BEIJING (Reuters) - U.S. aluminum foil producers have filed petitions with their government accusing Chinese manufacturers of dumping the product in the United States, the first such case since the inauguration of U.S. President Donald Trump.
The move comes a week before Rex Tillerson makes his maiden trip to China as U.S. Secretary of State, amid festering tensions between the world’s top two economies over aluminum and steel trade.
Responding to the move, China’s Commerce Ministry said on Friday that the United States should act with caution.
“China hopes the U.S.-side will not readily resort to using trade rescue measures,” it said.

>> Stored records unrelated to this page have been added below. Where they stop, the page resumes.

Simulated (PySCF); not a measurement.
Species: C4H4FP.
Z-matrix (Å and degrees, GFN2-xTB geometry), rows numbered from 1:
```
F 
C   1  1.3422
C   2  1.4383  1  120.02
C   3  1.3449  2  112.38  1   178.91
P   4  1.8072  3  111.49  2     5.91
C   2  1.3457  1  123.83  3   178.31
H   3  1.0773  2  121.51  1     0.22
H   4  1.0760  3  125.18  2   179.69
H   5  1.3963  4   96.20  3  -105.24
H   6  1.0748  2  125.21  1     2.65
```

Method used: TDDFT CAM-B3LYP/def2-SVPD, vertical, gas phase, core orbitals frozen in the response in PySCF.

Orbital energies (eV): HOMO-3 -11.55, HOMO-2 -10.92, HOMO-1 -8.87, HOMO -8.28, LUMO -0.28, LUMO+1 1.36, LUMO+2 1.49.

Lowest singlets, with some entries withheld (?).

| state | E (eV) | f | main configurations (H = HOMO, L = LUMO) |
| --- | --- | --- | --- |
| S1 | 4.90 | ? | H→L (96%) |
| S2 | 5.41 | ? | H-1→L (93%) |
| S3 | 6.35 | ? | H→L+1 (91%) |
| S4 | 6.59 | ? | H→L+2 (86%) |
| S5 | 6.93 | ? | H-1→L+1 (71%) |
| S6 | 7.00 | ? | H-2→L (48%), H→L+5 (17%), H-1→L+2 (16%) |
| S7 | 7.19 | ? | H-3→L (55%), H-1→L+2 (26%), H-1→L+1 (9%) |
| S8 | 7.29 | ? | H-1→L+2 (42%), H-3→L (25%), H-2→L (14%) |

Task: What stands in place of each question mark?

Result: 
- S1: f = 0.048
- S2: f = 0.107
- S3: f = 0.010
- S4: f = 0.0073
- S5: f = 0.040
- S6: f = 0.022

The U.S Aluminum Association on Thursday filed anti-dumping and countervailing duty petitions charging that unfairly traded Chinese imports of certain kinds of aluminum foil, used to make packaging for everything from crisps to yoghurts, are causing “material injury” to the domestic industry.
It said its latest action was part of the industry’s broad trade strategy to address overcapacity in top producer China. China produces over half the world’s aluminum.
The U.S. Commerce Department has 20 days to decide whether to launch a probe and the U.S. International Trade Commission will reach a preliminary determination within 45 days. A final ruling is expected in the first quarter of 2018.
Trump has pledged to reduce U.S. trade deficits with China as a top priority and to impose punitive tariffs on Chinese goods coming into the United States.
“(The move) reflects both the intensive injury being suffered by U.S. aluminum foil producers and also our commitment to ensuring that trade laws are enforced to create a level playing field for domestic producers,” said Heidi Brock, President and Chief Executive of the Aluminum Association.
Top Chinese foil producers Dingsheng Aluminum Group, Xiashun Holdings Ltd, Jiangsu Dingsheng New Energy Materials Co Ltd and SNTO Group were not available for comment.
China exported 1.1 million tonnes of foil last year, up 13 percent from 2015 and more than double levels at the turn of the decade.
The world’s top rolled products maker, Novelis, exited the U.S. commodity foil and wrap business, alongside other smaller companies in recent years, targeting higher-margin markets like automotives.
This is the latest U.S. complaint that China is exporting excess capacity abroad.
Just before leaving office, the Obama administration launched a new complaint against Chinese aluminum subsidies at the World Trade Organization, accusing Beijing of artificially expanding its global market share with cheap state-directed loans and subsidized energy.
Washington increased duties on aluminum extrusions in 2015.